The human mind is truly amazing. It is capable of storing such a huge amount of information and what only transcends to the conscious level is really a tiny bit of the whole gigantic iceberg. I often have these moments where people still need to remind of things that have happened in the past. What's weird is that those events are more crucial to me than it is to them. And that in the scene, I was always involved.
I may just have that strange habit of forgetting past events that were likely to be painful, very confusing or just plain unwanted. I often associate this with my failed relationships. I suppose no other traumatizing incident has ever happened in my life.
I had a dawning the other day, enroute to work from my parents' home. I recalled suddenly some details of my break up with Joe that somehow I ended up forgetting. I told him I tried dating someone and I suppose that made him realize I was no longer his. That also made me think that if I had such strong faith in him and I, we would have lasted because he wasn't giving up, he was just too preoccupied. I remember him saying that he always thought we were still together up until that time.

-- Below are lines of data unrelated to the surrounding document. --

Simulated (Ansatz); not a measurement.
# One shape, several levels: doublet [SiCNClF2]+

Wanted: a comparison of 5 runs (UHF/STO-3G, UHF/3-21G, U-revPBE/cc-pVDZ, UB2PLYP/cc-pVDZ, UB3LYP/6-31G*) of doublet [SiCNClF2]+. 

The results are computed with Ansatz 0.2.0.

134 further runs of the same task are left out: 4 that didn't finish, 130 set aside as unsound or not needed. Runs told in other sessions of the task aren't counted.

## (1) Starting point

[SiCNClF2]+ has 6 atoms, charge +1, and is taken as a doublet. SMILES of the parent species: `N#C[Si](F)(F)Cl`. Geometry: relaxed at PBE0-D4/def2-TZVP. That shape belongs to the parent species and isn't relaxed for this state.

Anyway, that memory made it easier for me to accept the gesture from him, sending his driver to me to bring me a birthday cake. So his driver came up to me, handed me the cake and told me it was from Joe. I opened it and it said, it came from the household. That annoyed me. Friends later on told me, he was trying to play safe. I didn't text Joe to thank him until late that night of my birthday. His reply came the next day and he was saying sorry he never got the chance to talk to me again and the "household".
His reply to me sounded like he needed me to tell him that it was ok, like he was expecting for a reply. I chose not to reply, not for pride or anything but I was already content knowing that part of my life is over. I didn't have the right word for it until my friend told me I am finally mended.
Yesterday, a good friend called me up. She recently transferred work to Makati and well, we sort of miss the talking part. Anyway, I told her happily that I am already ok now. That I am not in a relationship of any sort, or settling for something in between. She was glad to hear that and she even said it was an accomplishment for my part. What she doesn't know is before I met her, I had been single for 5 years before finally getting into another relationship. Now, I'm really taking my time, doing what I need to do before I finally settle down.